[2/5] Testing Fundamentals: Control vs Variation Explained
The two-version setup that powers every test
Control vs Variation: The Split Test Basics
⏱️ 2-min read
Every A/B test starts with a simple decision: what stays the same and what changes?
That decision determines everything about your test. Get it wrong and you waste time and traffic learning nothing.
What Control Means
The control is your original. It’s what exists right now. It’s the baseline you’re trying to beat.
Your control might be a landing page that’s been live for two years. Or an email template you’ve used fifty times. Or a checkout flow that currently converts at 8%.
Treat your control with respect. It represents all the decisions made before this test. Sometimes those assumptions are right. Sometimes they’re outdated. Sometimes they were never validated in the first place.
What Variation Means
The variation is your new idea. It’s the challenger. It’s what you think might work better.
Good variations come from specific insights. Bad variations come from blog posts about best practices.
Weak example: “Changing the button from blue to orange will increase clicks because orange is more visible.”
Strong example: “Users aren’t clicking the call to action button because session recordings show they scroll past it without stopping. Moving the button higher on the page will increase clicks because users will encounter it before deciding to leave.”
See the difference? The strong version connects an observation to a proposed solution to an expected outcome.
The 50/50 Split Rule
Most tests send 50% of traffic to control and 50% to variation. This is the cleanest approach. It gives you the fastest path to a reliable answer.
Your testing tool handles the splitting automatically. It randomly assigns each visitor to either version. Random assignment matters because it prevents bias.
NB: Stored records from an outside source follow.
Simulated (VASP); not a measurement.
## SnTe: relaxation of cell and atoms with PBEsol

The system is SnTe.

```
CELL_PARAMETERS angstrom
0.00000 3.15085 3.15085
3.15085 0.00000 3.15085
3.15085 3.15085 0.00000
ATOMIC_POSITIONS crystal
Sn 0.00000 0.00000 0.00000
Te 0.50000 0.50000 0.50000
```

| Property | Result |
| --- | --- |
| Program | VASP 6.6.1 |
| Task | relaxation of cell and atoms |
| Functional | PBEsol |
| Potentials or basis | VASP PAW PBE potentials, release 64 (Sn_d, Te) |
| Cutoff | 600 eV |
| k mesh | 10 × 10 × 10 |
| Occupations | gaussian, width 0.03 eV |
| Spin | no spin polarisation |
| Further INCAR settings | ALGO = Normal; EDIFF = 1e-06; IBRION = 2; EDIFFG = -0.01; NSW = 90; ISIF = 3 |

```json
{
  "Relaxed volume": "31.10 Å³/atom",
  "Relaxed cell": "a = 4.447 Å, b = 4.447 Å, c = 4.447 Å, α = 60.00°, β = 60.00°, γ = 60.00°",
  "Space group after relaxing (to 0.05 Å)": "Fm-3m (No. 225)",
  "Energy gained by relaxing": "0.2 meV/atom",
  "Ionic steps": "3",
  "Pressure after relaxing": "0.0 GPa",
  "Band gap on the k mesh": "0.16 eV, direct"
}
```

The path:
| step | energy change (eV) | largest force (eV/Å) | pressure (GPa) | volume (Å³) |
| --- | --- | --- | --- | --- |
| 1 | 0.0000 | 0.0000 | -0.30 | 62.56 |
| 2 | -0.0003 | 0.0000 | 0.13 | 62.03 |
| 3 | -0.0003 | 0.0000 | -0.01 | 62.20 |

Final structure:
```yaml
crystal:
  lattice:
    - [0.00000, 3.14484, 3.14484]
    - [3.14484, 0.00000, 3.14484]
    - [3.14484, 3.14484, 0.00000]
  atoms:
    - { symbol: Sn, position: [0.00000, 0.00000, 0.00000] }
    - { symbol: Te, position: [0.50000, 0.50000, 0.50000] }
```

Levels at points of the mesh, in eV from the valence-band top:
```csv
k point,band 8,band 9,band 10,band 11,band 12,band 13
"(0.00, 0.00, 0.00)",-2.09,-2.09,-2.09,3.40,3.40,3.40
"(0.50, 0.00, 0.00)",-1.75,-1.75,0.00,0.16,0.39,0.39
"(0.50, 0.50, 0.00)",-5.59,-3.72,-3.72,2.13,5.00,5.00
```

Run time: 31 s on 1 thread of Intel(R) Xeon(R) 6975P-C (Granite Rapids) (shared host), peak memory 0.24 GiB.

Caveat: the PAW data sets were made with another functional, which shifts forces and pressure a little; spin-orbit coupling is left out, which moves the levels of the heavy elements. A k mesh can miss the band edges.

Without random assignment, you introduce unfairness. Imagine sending all mobile traffic to the variation and all desktop traffic to the control. If mobile converts worse for reasons unrelated to your test, your variation will look like it failed even if your change was good.
Change One Thing Only
In simple testing, your variation should change one thing. Not two things. Not five things. One thing.
Why? Because if you change the headline, the image, and the button color all at once, and your conversion rate goes up, you have no idea which change caused it.
Maybe the headline worked and the button color actually hurt. You’ll never know.
What Counts as a Conversion
Before you start any test, define exactly what success looks like. This is your conversion goal.
For a landing page, success might be email signups. For a pricing page, success might be clicking “Start Free Trial.” For a checkout page, success is completed purchases.
Pick one primary goal per test. Your tool tracks conversions by watching for specific events like landing on a thank you page or clicking a specific button.
Set up your conversion tracking before you launch the test. Verify it works. Many tests fail not because the variation was bad but because conversion tracking broke and nobody noticed.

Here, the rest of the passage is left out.